Help with stable OC'ing EVGA GTX 970 SSC ACX 2.0

BlueWonder

Reputable
Apr 23, 2015
36
0
4,530
Got my new GTX 970 not too long ago and the performance has been great at 1080p running everything at over 60 FPS no problem. But with lots of sales on 1440p monitors, I thought I might go upgrade from my old monitor to that but the GTX 970 is king for 1080p and I might need some extra power to step up to 1440p. That's where you guys come in to help me out with OC'ing so I don't fuck up and lose my warranty. My specs are:

CPU: i5 4690k @3.5 GHZ
GPU: EVGA GTX 970 SSC ACX 2.0
Motherboard: MSI ATX DDR3 2600 LGA 1150 Motherboards Z97-G45 GAMING

I would do it myself, but hopefully somebody with similar specs can tell me what they've got their rig OC'ed at so I can base it on my own

Again, thanks in advance for the help, this community has always helped me with whatever I needed help with and I appreciate it.

Cheers!
 

Tosscar

Reputable
Sep 20, 2015
17
0
4,510
Hey dude,

Download MSI afterburner or something for your overclocking. Works a fuckin' treat.

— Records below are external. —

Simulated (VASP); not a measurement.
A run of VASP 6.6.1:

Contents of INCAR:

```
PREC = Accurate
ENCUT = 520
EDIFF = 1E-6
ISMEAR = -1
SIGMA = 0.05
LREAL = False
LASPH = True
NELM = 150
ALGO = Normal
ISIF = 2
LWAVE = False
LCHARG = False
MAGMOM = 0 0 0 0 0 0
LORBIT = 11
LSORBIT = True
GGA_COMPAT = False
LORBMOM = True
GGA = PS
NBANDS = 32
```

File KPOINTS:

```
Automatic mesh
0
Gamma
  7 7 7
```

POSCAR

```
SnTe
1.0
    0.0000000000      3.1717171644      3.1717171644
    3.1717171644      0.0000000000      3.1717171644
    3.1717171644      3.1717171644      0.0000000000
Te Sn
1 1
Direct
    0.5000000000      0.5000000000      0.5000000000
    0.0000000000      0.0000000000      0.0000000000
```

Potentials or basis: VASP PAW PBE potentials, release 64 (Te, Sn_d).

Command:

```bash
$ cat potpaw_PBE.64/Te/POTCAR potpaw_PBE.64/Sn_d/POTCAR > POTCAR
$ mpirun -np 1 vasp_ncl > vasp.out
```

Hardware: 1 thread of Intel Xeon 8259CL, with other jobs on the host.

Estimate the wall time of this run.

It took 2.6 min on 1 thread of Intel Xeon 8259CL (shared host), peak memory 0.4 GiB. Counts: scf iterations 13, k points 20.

Start off by upping the clocks without touching the voltage, in increments of 15 mhZ for your core. If you don't touch the voltage, you can't fry the card. Run a program like Unigen Heaven to check frame rate boosts / scan for artifacts etc.

Once you reach a point where you can't up the clocks without inducing artifacts, bump the volts up by 5 or 10 and keep going. Your card should have a limit set on voltage, it is extremely difficult to fry modern GPU's without tampering with the bios because of how effective their security mechanisms are.

 

KKAW

Admirable


Use the safe overclocking guide on the bottom right of this reply for great overclocking results.
 

Reaper_7799

Distinguished
Anything you change through afterburner wont fry your card so no need to be afraid of that, the max voltage it allows is not a lot. Evga is also really good about overclocking and changing bios and changing coolers and still honoring warranty so you're good there.

Do what toscar said and after you get everything stable, you can go into nvidia control panel and check all the boxes for dsr factors and then you can run some tests at 1440P. Just change the resolution in game to 2560x1440 and it will render at 1440p so the fps numbers and such will be almost exactly the same as they would if you had the monitor hooked up so you can get an idea of how it will perform.

EDIT: You'll notice even on a 1080P monitor that you wont need as much AA and such as you would at true 1080P so make sure to turn it down because it affects performance quite a bit.